Red Hat cache move sparks standards spat
IDG News Service - By introducing a Java specification for its own Infinispan data grid technology, open-source software provider Red Hat has generated a lively debate within the ranks of the JCP (Java Community Process) over the best way to add distributed caching to enterprise Java.
If implemented in the next version of JEE (Java Enterprise Edition), Red Hat's specification could reduce the need for separate Java distributed caches, such as Oracle's Coherence, VMware's GemStone or Terracotta's open-source Ehcache, argued Craig Muzilla, vice president and general manager of Red Hat's middleware business.
"What we're proposing here is similar [to those products], but it will be a standard, and integrated with Java EE," he said.

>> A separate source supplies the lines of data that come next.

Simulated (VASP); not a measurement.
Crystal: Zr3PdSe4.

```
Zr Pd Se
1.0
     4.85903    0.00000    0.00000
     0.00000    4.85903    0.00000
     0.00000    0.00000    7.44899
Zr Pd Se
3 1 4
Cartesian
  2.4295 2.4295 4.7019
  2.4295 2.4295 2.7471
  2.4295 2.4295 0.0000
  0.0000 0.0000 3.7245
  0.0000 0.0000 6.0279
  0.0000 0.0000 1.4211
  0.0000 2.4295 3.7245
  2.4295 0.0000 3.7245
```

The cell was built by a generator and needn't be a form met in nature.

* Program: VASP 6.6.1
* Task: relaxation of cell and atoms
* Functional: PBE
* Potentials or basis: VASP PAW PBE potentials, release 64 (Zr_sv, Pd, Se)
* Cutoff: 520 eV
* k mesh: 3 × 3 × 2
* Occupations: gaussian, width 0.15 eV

But while many in the Java enterprise community agree that a distributed in-memory cache is needed, not everyone thinks that Red Hat's approach is the best solution.
"While trying to appear beneficial to the community, Red Hat is actually pulling a very self-beneficial move--get their product out in front of the community," said Amit Pandey, CEO of Terracotta. "They are trying to pull a fast one."
On Thursday, Red Hat submitted to the JCP (Java Community Process) an as-of-yet-unnumbered JSR (Java Specification Request) that describes the data cache, in hopes the body will include the technology in Java Enterprise Edition 7, due next year.
The work is based off of the company's still-experimental open-source Infinispan data grid distributed cache software.
Like other distributed data caches, Infinispan solves the problem of "input/output bottlenecks going to and from the database," Muzilla explained. With Infinispan, "you can load up the entire database in memory, and relate to that data through an object-relational format. The application does not need to continually go back to the database."
The need for such caches has been growing, especially in the burgeoning field of cloud computing, Muzilla explained. And the enterprise Java community has indicated as much.
"We have been using cache for a decade in all the layers of our architecture. We know how to make caches, so why not specify them[?]" Antonio Goncalves, a developer who is part of the JCP's Java EE 6 expert group, wrote in a much-discussed online "wish-list" of features that he felt should be included in Java EE 7.
Red Hat, however, was not the only organization to have responded to Goncalves. Another group, consisting of engineers from Terracotta, Oracle and even Red Hat, has been working to update JSR-107, an older, once-dormant draft standard for a Java cache.
Despite it never being fully adopted in Java EE, JSR-107 has influenced the design of Java cache products from companies like Terracotta and Oracle. Now that work on that specification has started again, Terracotta is working on an implementation of JSR-107 for its flagship Ehcache software.